Even before Yukio Hatoyama became Japan's prime minister this summer, his philosophy of yuai, an idea that translates loosely to "fraternal love," had been ridiculed. The conservative Sankei Shimbun newspaper worried about the concept's origins, tracing it back to the liberté, egalité, and fraternité of the French Revolution and comparing Hatoyama to a modern-day Robes-pierre, sans guillotine. The moderate newspaper Yomiuri Shimbun doubted something so lofty could be understood, much less applied, on a global level. And despite Hatoyama's assertion that his brand of fraternity is "combative," rooted as it is in revolution, his political opponents have derided it as impractical and "as mushy as ice cream."
But yuai is more than just a tempting target. In October, in his first parliamentary address since taking office, Hatoyama began spelling out how this fuzzy-sounding notion would be applied to policy. Guided by a spirit of fraternity, he said, Japan would seek to temper the turbulence of globalization by promoting the free market while also boosting domestic social safety nets. Japan would take a moral-leadership role on the world stage by aiding poor countries in their fight against climate change. And it would agree to cut CO2 emissions by 25 percent from 1990 levels by 2020 if other rich countries reciprocated. In essence, he suggested, the philosophy would elevate Japan more than ever before into the community of nations that are now tackling transnational issues such as climate change, the financial and economic crisis, nuclear proliferation, and terrorism.

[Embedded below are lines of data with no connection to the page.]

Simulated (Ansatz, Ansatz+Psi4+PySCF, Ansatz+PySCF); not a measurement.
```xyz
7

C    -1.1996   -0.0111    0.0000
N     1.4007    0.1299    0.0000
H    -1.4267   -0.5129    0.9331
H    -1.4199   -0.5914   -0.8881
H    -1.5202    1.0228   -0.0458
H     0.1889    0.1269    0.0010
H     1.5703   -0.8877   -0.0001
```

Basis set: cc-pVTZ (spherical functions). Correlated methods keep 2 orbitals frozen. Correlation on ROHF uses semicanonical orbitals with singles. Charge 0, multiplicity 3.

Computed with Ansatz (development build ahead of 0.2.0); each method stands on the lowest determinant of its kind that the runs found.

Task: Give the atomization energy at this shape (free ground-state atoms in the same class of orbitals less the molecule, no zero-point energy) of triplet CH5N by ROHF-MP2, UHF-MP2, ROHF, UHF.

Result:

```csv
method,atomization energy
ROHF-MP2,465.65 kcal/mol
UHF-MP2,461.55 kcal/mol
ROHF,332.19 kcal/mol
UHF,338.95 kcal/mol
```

Hatoyama would go far beyond his predecessors, who tried for decades to coin a phrase that would signpost Japan's place in the world. Some of these ideas understood Japan primarily in relation to the world's great powers. Democratic Party of Japan chairman Ichiro Ozawa talked of Japan as a "normal country"—by which he meant that Japan would have a foreign policy of its own, independent of the United States. Other catchphrases were more nationalistic in tone, such as former prime minister Shinzo Abe's "beautiful country" or Taro Aso's "thought leader" of Asia. Still others attempted to position Japan as the premier power in Asia, with Japan dubbed the head of "the flying geese." But all these formulations positioned Japan against others rather than putting it in a truly global context. Yuai, by contrast, identifies Japan as an independent actor that is also part of a larger, integrated global system. Indeed, the universal rhetoric seems ap-propriate for a time of universal problems.
Hatoyama's grandfather Ichiro Hatoyama is said to have stumbled upon the idea in a book at a time when he had been forced out of Japanese politics by U.S. occupying forces. The book, titled The Totalitarian State Against Man, was written in the 1930s by Richard Coudenhove-Kalergi, the originator of the idea of a unified European community. He argued that fraternity was the key to building a peaceful society and striking a balance between freedom and equality. In his view, too much freedom yielded anarchy; too much equality yielded tyranny. The elder Hatoyama was so moved by the ideas that he translated the book into Japanese and, in 1953, began promoting the idea to postwar Japan.
His grandson has tried to translate these ideals into modern terms. Japan's direction on foreign policy is in line with the Obama administration's emphasis on consultation with the community of nations. He aims to position Japan as a "bridge for the world" between the East and the West, between rich and poor countries, and "between diverse civilizations," while also providing leadership on global issues. For instance, the government recently announced it would lend Indonesia the equivalent of $400 million to fight climate change, and urged India to make its own commitment to the effort. Japan has also indicated that it will apply this lofty idea on a regional level by emphasizing sustainable and inclusive growth in the Pacific as Japan's chairmanship of Asia-Pacific Economic Cooperation approaches in 2010.
Yuai is both less mushy and less combative than critics suggest. It is a philosophy that suggests Hatoyama wants to forge a new identity for Japan in which it will lead as part of a team. But if it is to gain real traction, the prime minister will have to a find a balance between the merely inspirational and the concrete policies Japan demands.